Stabilant is a liquid applied literally by the drop; a little goes a long way, which is a good thing because it's hard to find and is rather expensive.

For larger plugs, sockets, and connectors, or in cases where more extreme protection is needed, you might try a moisture-sealing, nonconductive lubricant such as that used in automotive plugs and sockets. It's known generically as dielectric grease, or paste and is available in small tubs and squeeze-tubes at any auto-parts store for a couple dollars.

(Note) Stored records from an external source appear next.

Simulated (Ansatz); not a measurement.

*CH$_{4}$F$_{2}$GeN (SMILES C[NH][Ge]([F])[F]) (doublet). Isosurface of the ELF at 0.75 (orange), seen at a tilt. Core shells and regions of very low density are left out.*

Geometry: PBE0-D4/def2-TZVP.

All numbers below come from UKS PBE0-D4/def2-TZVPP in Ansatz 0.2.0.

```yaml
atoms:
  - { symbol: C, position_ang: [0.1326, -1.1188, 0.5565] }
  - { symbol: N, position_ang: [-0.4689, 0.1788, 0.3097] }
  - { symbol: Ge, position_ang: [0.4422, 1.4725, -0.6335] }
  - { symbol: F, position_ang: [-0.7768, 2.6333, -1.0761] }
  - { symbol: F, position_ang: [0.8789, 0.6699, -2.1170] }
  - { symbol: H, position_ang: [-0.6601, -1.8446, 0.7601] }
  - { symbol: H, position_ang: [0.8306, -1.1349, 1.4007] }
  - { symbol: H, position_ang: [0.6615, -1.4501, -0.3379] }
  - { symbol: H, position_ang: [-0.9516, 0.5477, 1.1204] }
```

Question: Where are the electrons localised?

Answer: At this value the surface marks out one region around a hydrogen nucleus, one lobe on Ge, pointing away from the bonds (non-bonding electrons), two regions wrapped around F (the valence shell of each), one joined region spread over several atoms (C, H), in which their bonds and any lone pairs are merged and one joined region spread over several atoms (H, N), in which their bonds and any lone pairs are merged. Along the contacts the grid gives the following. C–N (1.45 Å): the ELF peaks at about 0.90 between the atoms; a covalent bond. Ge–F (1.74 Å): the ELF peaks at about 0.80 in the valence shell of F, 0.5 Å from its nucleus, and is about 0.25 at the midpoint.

Dielectric grease is designed to seal and protect electrical connections even in harsh environments like under the hood of a car or in exposed trailer hitches where the wiring can be subjected to extremely forceful sprays of water--even salt water, in winter driving--so it certainly can succeed in less extreme circumstances such as in a PC. In general, dielectric grease works well, and is both cheap and readily available. But it's messy to use (similar to petroleum jelly) and hard to clean out when you disassemble a component that's been treated with it. For this reason, dielectric grease is best used on larger connectors, like power supply plugs.

Also from the automotive industry, there are dielectric sprays, often silicone-based, that can be used to corrosion-protect larger surfaces. Although I've never heard of a dielectric silicone spray damaging a circuit board, it's possible that some formulations might contain carriers or other volatiles that could act as a solvent on some plastics, so it'd be smart to test the spray on a tiny area before spraying, say, your entire motherboard. Similarly, many spray products employ flammable propellants or other ingredients, so you'd need to make sure the PC is kept powered off until any and all potentially flammable vapors have dissipated.

There also are specialty sprays, especially from the marine and aviation industries, that are expressly designed to be applied to electronics gear. For example, the plainly named Corrosion Block spray was even used to protect electronic gear from salt-air corrosion during the production of the movies "Titanic" and "Water World." But, as with most specialty products, it's harder to find and more expensive than the generic products.